My Lords, with the leave of the House, at the same time as moving Motion A I will speak to Motion B.
The retained EU law Bill has once again returned to this House from the other place. I am pleased to say that the other place has accepted the final drafting change to Amendment 16, so that matter is now closed. This amendment significantly adds to the scrutiny that Parliament can conduct on this Bill.
However, the House of Commons has now been very clear, for the second time, that it is firm in its position on the remaining two amendments. Noble Lords asked the Commons to think again, and it has reached exactly the same conclusion. Indeed, the Solicitor-General noted the many ways in which the Government have already moved on the Bill to reflect the thoughts and concerns of this House. Therefore, today I propose Motions to accept the Commons position on the Bill and accede to the wishes of the elected House.
With regard to the other Motions in front of us today, Amendment 42D looks to be loosely based on one of the scrutiny provisions of the Legislative and Regulatory Reform Act 2006. However, its use in that Act relates to the legislative reform order power, which is much broader. It can act on any piece of legislation, including Acts of Parliament, whereas the revoke and replace power in this Bill can operate only on secondary retained EU law—in other words, retained EU law that is not primary legislation. We have taken steps to make clear what this retained EU law is by publishing and updating the retained EU law dashboard, and we will be reporting regularly to Parliament on our intentions to reform it. This will allow Parliament a substantial amount of time to scrutinise and report on reforming legislation, if Parliament wishes to do so. As such, these powers are clearly not comparable in terms of scope.
Furthermore, the legislative reform order process is not time-limited. It is still ongoing and available after 17 years, whereas this power will expire three years and three days from today. This is crucial when you consider how long parliamentary processes can take. Amendment 42D envisages up to 60 sitting days for Parliament to consider and debate proposals for statutory instruments, and potentially time after that for further scrutiny before the SIs can be made. We have supported and encouraged the initiative, which started in this House, to maximise transparency around the Government’s plans for retained EU law reform via regular reports to Parliament. In our view, this additional 60-day pre-scrutiny period is simply not required.

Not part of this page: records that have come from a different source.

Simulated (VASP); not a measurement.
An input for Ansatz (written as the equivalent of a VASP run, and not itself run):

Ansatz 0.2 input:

Therefore, the Government cannot accept a requirement that would place such a significant time restraint on the usage of the power. Doing so would substantially reduce the time available for the power to be used, which is clearly not an appropriate balance between scrutiny and reform. The clause currently provides for this balance in a much more sustainable way; the third limb of the power already requires the affirmative procedure by default, and the second limb is automatically pushed to the affirmative procedure under specific circumstances. For all other circumstances, the sifting committee exists to recommend upgrading the scrutiny procedure, if Parliament judges it necessary. For all these reasons, the Government cannot accept the amendment.